Still, he adds, it makes sense that if workers truly enjoy what they are doing, are treated with respect and are rewarded for their efforts — either financially or through appreciation — they will probably experience less stress.
And since stress is well known to boost stress hormones in the blood and have negative effects on mind and body, it’s reasonable to suppose engaged workers will have fewer health problems as well.
Right about now, anyone who slaves away at his or her desk and doesn’t know how to put work away on the weekend may be wondering: Am I the engaged kind or the classic?

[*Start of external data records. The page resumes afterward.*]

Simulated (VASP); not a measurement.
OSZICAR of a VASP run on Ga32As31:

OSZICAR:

One clue: Examine your reaction to the work environment, suggests Marjan Gorgievski, assistant professor of psychology at Erasmus University Rotterdam in the Netherlands, who has collaborated on research with Schaufeli. Workaholics have a need for perfection and display a compulsive drive. Engaged workers are driven, she says, by interesting tasks at work, not a compulsion to work for work’s sake.
You’ll get a more detailed idea of how your job habits stack up by testing your work mettle in the questionnaire developed by Schaufeli’s team. But once you know where you line up, the next question is: Can you do anything about it?
Workaholics “need to become less perfectionistic. They need to learn other people can do things [well],” Gorgievski says. “When not working, they need to learn they are still valuable.”
Hogan says the answer lies with fixing bad management, he says. And it would help to change popular views about people who work hard, he adds. “There is this whole attempt to stigmatize hard work. All successful people work really hard.”
Marmot votes for seeking a job with an environment that rewards engaged work. “Put people in different environments, and they behave differently,” he says. “If they are in an environment that encourages workaholism, then it is hard to change.”
Regardless, Rabin says, you can focus on “buffering” behaviors that reduce the risk of health problems that workaholics are prone to. Make sure you have a social support system you like and can depend on. Try to stay physically fit. Look for the humor in life. Try to laugh at yourself.
Valenzuela, the enthusiastic attorney, has already made some of these “buffering” behaviors a habit.
“I do get in three gym workouts a week,” she says. “I walk the dogs five times a week. I try to eat really well, and I try to get out to dinner with friends one night.”
She agrees that enthusiastic hard workers should stop getting such a bad rap. She takes exception, in fact, to the “W” word altogether.
“I wouldn’t use the word ‘workaholic,’ ” she says. “I would say I work zealously. There are a lot of careers where people are engaging in a positive way, burning the midnight oil. And it can be healthy. I wish [more] people would find passion again.”